I am a newspaper reader and have been since I was 7 years old (I learned a certain sad truth about Santa Claus by reading Dear Abby).
I intend to be a newspaper reader until the day I die. I am old enough that I believe newspapers will still be around until at least that point, though they certainly would seem to be in their death throes.
The newspaper I have read for the last 16 years, the Orlando Sentinel, has undergone a number of cost-cutting ravagings of its size and scope, all in the guise of “re-designs” that purport to make the paper better. Of course, they do not. They reduce it to a shadow of its former self. At the same time, newspapers like the Sentinel attempt to drive readers to their online version. I rarely seek news online unless some breaking story catches my attention through Twitter tweets. One effect has been that I also watch a lot less television than I used to because the Sentinel puts most of its TV reviews online, where I don’t read them.
In retrospect, I realize that my lifelong attraction to newspapers relates directly to my passion for storytelling.
As Jack Lail reported recently, Howard Weaver, McClatchy VP for News, told the Associated Press Managing Editors conference that “doing everything incrementally worse is a death spiral.”
The Orlando Sentinel — and most newspapers — are doing everything incrementally worse. As I write this entry, I am in Wilbur, WA, about an hour outside Spokane, the daily paper of which (The Spokesman-Review) just announced 60 job cuts and the editor’s resignation. I can’t really blame newspapers for their cutbacks. Newspapering in the 21st century is a Catch-22; fewer and fewer people are newspaper readers like me, so circulation is declining, advertising revenues are sinking, cost-cutting measures are making newspapers do everything incrementally worse, which means fewer and fewer people are newspaper readers. I am always astonished that people for whom I have enormous respect don’t read newspapers.
At the same time, newspaper publishers and journalists are learning to tell better stories online. The Readership Institute recently ran a piece on “Improving your visual storytelling on the Web,” with lots of graphic examples, and the site Interactive Narratives “capture[s] the best of online visual storytelling as practiced by online and print journalists from around the country and the world.” The site’s goal “is to highlight rich-media content, engaging storytelling, and eye-popping design in an environment that fosters interaction, discussion, and learning.”

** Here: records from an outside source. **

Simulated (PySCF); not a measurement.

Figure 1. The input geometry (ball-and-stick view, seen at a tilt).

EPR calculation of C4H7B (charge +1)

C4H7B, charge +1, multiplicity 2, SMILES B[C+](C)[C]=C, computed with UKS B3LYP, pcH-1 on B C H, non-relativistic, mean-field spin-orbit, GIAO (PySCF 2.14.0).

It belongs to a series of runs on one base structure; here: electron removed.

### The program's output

I suppose improving journalistic storytelling online is a good thing, and reading online journalism is better than reading no journalism. I should never say never about becoming a reader of online news.
But as Howard Weaver also said, print journalism is about great storytelling and staying mission-focused on the communities newspapers serve, Lail reported.
Yes, it’s about the storytelling. For me, that means in print — newsprint.
I am a dying breed. I am a newspaper reader.










I, too, am a newspaper reader. I started reading on the living room floor as a child because the breakfast table was not big enough for all of us to read at once. My family would negotiate for sections we hadn't read yet.
I have tried to get my children interested in reading the paper, and occasionally my son will look at the Mini Page and do the puzzles inside. At this point, it appears they will not be long-time newspaper readers and I know I will be ceding ground to them for my future information.
I think newspapers hold great appeal for me because I am a visual and tactile learner. The newspaper delivers wonderful serendipity I have yet to achieve with the internet versions. The other appeal is I know when I am done with the written word, the printed newspaper. On the internet, I can drill down eternally into the worm hole...
Storytelling? You mean just keeping to the left-wing narrative.
If newspapers did less storytelling and more reporting, I might still be reading them.
I'm posting this on behalf of Stephane Dangel, who had technical problems posting:
Stephane Dangel said…
As a journalist, teacher and storytelling practicioner in France, I'm very interestd in the future of news teratment (and newspapers).
Some trends :
- interaction with readers and continuous coverage of news : twitter and tumblr are more and more commonly used by journalists
- networked journalism : Jeff Jarvis from buzzmachine says to journalists "do what you do best, link to the rest" (on the web) (see MoneyMeltDown)
- collaborative journalism : real life people are the authors of the newspaper, framed by real journalists (in France, we have lepost.fr)
Thanks to all for your comments. I especially like Mary K's comment:
Keith, I'm sorry you feel the way you do about newspapers. I read one newspaper that leans Democratic and one that leans Republican, so I have difficulty lumping ALL newspapers into the category of "left-wing narrative."